González Valencia’s business-minded family started as avocado farmers before expanding into marijuana and opium poppy in the 1990s. Her uncle, Armando Valencia González, launched the Milenio Cartel, bringing many Valencia family members into the criminal fold.
With help from connections within the Sinaloa Cartel, the Milenio Cartel gained traction in trafficking cocaine and synthetic drugs. At the same time, González Valencia and her 18 younger siblings formed a sophisticated transnational money laundering network collectively known as Los Cuinis.

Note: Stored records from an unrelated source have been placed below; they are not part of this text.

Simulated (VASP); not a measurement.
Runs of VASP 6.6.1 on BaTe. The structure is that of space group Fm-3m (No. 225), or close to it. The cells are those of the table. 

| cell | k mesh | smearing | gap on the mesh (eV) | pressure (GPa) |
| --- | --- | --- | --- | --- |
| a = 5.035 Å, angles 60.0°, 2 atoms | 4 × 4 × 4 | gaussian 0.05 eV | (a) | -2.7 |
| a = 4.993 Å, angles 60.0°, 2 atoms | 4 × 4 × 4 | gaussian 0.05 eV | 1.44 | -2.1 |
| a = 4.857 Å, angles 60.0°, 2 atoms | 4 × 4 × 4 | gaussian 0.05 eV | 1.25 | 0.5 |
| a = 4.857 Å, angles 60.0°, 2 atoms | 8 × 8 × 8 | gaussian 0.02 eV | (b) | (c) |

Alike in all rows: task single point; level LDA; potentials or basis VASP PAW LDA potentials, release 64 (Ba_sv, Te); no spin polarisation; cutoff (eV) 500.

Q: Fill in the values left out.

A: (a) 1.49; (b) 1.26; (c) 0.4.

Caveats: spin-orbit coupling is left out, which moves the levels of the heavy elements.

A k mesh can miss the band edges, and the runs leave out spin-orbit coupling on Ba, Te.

During that period, González Valencia had her first son, Juan Carlos Valencia González, alias “El 03,” who is now one of a number of potential successors of El Mencho.
Key CJNG Financial Operator
González Valencia and El Mencho eventually had three children: Rubén Oseguera González, Jessica Johanna Oseguera González, and Laisha Oseguera González—all involved in the CJNG’s criminal activities.
Mexican prosecutors accused González Valencia of serving as the CJNG’s chief financial operator, overseeing around 73 front companies that allegedly laundered more than 1 $65 million. She ran this financial web with other female family members and wives of key CJNG figures.
González Valencia wasn’t the only woman managing finances for her criminal clan in the 2010s. Guadalupe Fernandez Valencia, the alleged chief financial operator for the Sinaloa Cartel, as well as Marllory Chacón, a prolific money launderer in Central America, are just some women who are known to have managed entire illicit financial structures.
SEE ALSO: More Than Narco Wives: Women’s Hidden Power in Latin American Organized Crime
First arrested in 2018 on money laundering charges, González Valencia was quickly released due to insufficient evidence only to be recaptured in 2021. Mexican authorities again couldn’t prove her links to organized crime, but in 2023 secured a five-year sentence connected to irregular transactions linked to a car wash business she owned in Jalisco.
She was released in early 2025 for good behavior, and her current location is unknown.